First Look at the L Train Shutdown Plan and Where DOT Will Add Busways and Bike Lanes

The plan calls for a dedicated transitway on much of 14th Street, bus priority on the approaches to the Williamsburg Bridge, and a two-way protected bikeway on 13th Street. Several crucial details about transit priority still remain uncertain.

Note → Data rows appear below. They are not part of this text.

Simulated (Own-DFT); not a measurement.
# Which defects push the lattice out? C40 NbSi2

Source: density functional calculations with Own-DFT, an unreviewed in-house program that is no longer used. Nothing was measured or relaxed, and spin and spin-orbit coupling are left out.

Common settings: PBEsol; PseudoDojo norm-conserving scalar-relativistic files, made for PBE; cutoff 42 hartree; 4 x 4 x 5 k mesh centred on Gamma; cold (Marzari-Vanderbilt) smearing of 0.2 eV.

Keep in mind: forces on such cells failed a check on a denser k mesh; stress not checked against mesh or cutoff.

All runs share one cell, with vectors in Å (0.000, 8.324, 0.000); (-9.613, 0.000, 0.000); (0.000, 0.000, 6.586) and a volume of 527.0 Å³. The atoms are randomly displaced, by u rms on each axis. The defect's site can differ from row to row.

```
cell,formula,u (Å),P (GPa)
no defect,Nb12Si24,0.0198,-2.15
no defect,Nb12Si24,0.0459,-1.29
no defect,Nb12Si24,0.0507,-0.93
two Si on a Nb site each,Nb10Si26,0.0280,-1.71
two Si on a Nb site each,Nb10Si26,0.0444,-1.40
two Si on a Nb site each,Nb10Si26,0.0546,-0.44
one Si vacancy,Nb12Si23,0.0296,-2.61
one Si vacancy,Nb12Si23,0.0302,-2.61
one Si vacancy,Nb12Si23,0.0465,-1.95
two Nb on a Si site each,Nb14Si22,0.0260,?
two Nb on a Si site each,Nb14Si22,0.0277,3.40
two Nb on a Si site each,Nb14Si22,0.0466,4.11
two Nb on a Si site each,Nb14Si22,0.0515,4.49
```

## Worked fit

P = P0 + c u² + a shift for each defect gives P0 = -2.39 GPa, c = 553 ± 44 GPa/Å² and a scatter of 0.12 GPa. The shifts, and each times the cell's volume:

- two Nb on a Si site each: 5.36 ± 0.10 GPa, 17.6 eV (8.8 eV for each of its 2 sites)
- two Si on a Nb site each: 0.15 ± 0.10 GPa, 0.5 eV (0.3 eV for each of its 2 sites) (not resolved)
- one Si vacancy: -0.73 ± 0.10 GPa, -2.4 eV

The plan for 14th Street calls for a transit- and deliver-only design on the busiest blocks. A two-way protected bike lane is slated for 13th Street. Image: NYC DOT
The plan for 14th Street calls for a transit- and deliver-only design on the busiest blocks. A two-way protected bike lane is slated for 13th Street. Image: NYC DOT

The L train shutdown plan has arrived.

This afternoon the MTA and DOT released the contours of their plan to keep people moving during the 15-month L train outage west of Bedford Avenue, while the MTA repairs tunnels and tracks damaged by Superstorm Sandy. It’s the first real public showing of a replacement transit service plan since Gothamist broke news of the L shutdown nearly two years ago.

The L train disruption will affect hundreds of thousands of daily transit trips, including 50,000 along 14th Street in Manhattan alone. The agencies are counting on increased subway service on the J/M/Z and G trains to handle 70-80 percent of displaced L passengers. But for riders in Manhattan and along the western L train stations in Brooklyn, other subway routes are not a good option.

For these riders, the agencies will beef up travel options by bus, bicycle, and ferry. The outline released today includes substantial transit- and bike-priority treatments, especially on 14th Street. While the plan also calls for bus priority on the Williamsburg Bridge approaches, the details are less specific.

Overall, there’s a lot to like in the plan, but it still relies heavily on a straining subway network to carry most of the load. Advocates are not convinced the agencies are doing as much as they should to make bus service fast, reliable, and capable of carrying large numbers of people.

Here’s a short review of what we know so far. Streetsblog will publish more detailed analysis in a forthcoming post.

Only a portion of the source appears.